Monday 28 November 2016

Post-Fidel Cuba: Oily Tributes and Resource Struggles


Trudeau sparked fury and online mockery after he referred to Castro as a “remarkable leader” and expressed his sorrow at the death of “Cuba’s longest-serving president....On Sunday, Trudeau said his statement was simply meant “to recognize the passing of a former head of state” of a country that Canada had longstanding ties with, and not to gloss over unflattering history.
On the death of Fidel Castro, Trudeau was certainly quick to chip in with the creeping eulogies and airbrush out the human rights record. The oleaginous tributes had less to do with his being a liberal-left apologist for dictatorship in any ideological sense. It had more to do with certain large unmentionable economic interests.
As usual pseudo-political debates have opened up because of the phoney outrage of US Republican politicians who are playing to the gallery of the Miami exiles from Cuba who celebrated the death of what Trump called a brutal tyrant. While accurate enough, Cruz hallucinated that Obama had "celebrated" Castro.
In actual fact, Obama had done no such thing. Obama actually said history would “record and judge the enormous impact of this singular figure on the people and world around him,” that there were “countless ways in which Fidel Castro altered the course of individual lives, families, and of the Cuban nation.” 
There was nothing in Obama's comments that could be construed as "celebrating" Castro's legacy in the way the craven Labour leader Jeremy Corbyn in Britain did, rationalising the dictatorship as a 'systemic alternative'-to use the sinister Seumas Milne's phrase-which opposed US power and so advanced "international solidarity".
Corbyn was, of course, prepared to mention the appalling human rights record and repression but to euphemise them in an Orwellian manner as "flaws" and "excesses" and called on his believers and doubters to look, appropriately enough at the totality of Castro's achievements beyond the health care and literacy.
Trudeau mentioned the health care and education too but only to position himself as 'progressive' and standing in continuity with his father from the optimistic liberal 1960s when 'another world looked possible'. As usual, it's political choreography designed to conceal the usual grubbier material interests.
Trudeau has been as keen as hopey-changey Obama in courting Raul Castro's Cuba in order to advance Canada's corporations such as Sherritt International, Cuba's largest foreign investor with extensive mining interests and deeply involved in tapping Cuba's copious and recently discovered Caribbean oil reserves.
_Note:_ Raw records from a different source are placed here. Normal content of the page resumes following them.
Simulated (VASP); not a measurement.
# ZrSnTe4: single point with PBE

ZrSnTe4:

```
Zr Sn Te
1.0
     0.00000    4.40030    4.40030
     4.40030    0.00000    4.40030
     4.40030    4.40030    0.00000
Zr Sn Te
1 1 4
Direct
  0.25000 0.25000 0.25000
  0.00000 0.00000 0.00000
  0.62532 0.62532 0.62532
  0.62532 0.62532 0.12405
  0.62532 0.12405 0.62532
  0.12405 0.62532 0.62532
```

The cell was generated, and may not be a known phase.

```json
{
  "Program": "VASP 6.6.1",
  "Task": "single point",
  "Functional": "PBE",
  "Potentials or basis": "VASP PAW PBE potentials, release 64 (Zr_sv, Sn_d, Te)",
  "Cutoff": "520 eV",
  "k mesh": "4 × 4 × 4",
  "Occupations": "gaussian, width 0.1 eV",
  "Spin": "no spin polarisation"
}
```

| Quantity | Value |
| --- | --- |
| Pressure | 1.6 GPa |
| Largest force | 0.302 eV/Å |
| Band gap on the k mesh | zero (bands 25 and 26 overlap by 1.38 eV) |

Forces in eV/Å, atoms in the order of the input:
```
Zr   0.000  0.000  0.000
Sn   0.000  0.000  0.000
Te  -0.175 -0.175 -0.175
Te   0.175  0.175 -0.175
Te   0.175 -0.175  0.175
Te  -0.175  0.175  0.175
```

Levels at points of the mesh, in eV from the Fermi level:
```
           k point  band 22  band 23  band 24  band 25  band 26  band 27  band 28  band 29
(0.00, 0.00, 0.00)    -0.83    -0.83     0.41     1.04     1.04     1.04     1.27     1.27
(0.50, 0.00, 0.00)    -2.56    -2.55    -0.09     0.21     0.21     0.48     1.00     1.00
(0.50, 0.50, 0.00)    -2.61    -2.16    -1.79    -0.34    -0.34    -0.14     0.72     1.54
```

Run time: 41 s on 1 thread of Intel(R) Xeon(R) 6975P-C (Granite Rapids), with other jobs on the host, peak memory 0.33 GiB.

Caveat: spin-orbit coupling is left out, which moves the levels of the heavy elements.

Trudeau was heavily criticised by domestic opponents for not doing enough to cheerlead for Canada's oil and gas industry while still wanting to appear 'progressive'. Cuba, then, offers an ideal way forward. Engaging with Cuba is believed on way to help it finally come out from the Cold War while advancing corporate interests.
Naturally, very little mention is ever made in the Western media about taboo oil and gas interests. It's considered bad form to let the public know how the world actually works. Cult followers of Corbyn need to believe Cuba is still a bastion of anti-imperialist resistance when the reality is that its aligning more with the US away from Venezuela.
The reason is that the Chavista experiment is collapsing into economic chaos, sharpened political conflict and potential civil war. Corbyn has conveniently airbrushed this out from political consciousness since becoming Labour leader. It't energy lifeline has gone down. Venezuelan oil shipments to the island have declined by 19.5 percent in 2016.
The embargo is already effectively redundant in blocking access to tapping Cuba's oil. In October 2015 when 120 business leaders flocked to the country to discuss offshore oil development. Trump is unlikely, for all his rhetoric, to stand in the way of this deal cutting but he's just as unlikely to bother with promoting human rights either.
In fact, a sleazy military junta and crony capitalist Havana would make Cuba a perfect outpost for investments in the sort of casino and tourist economy controlled by a shady mafioso elite that Trump would find congenial. The demise of Fidel Castro removes the stigma of 'communism' and herald the return to Cuba as before the 1959 Revolution.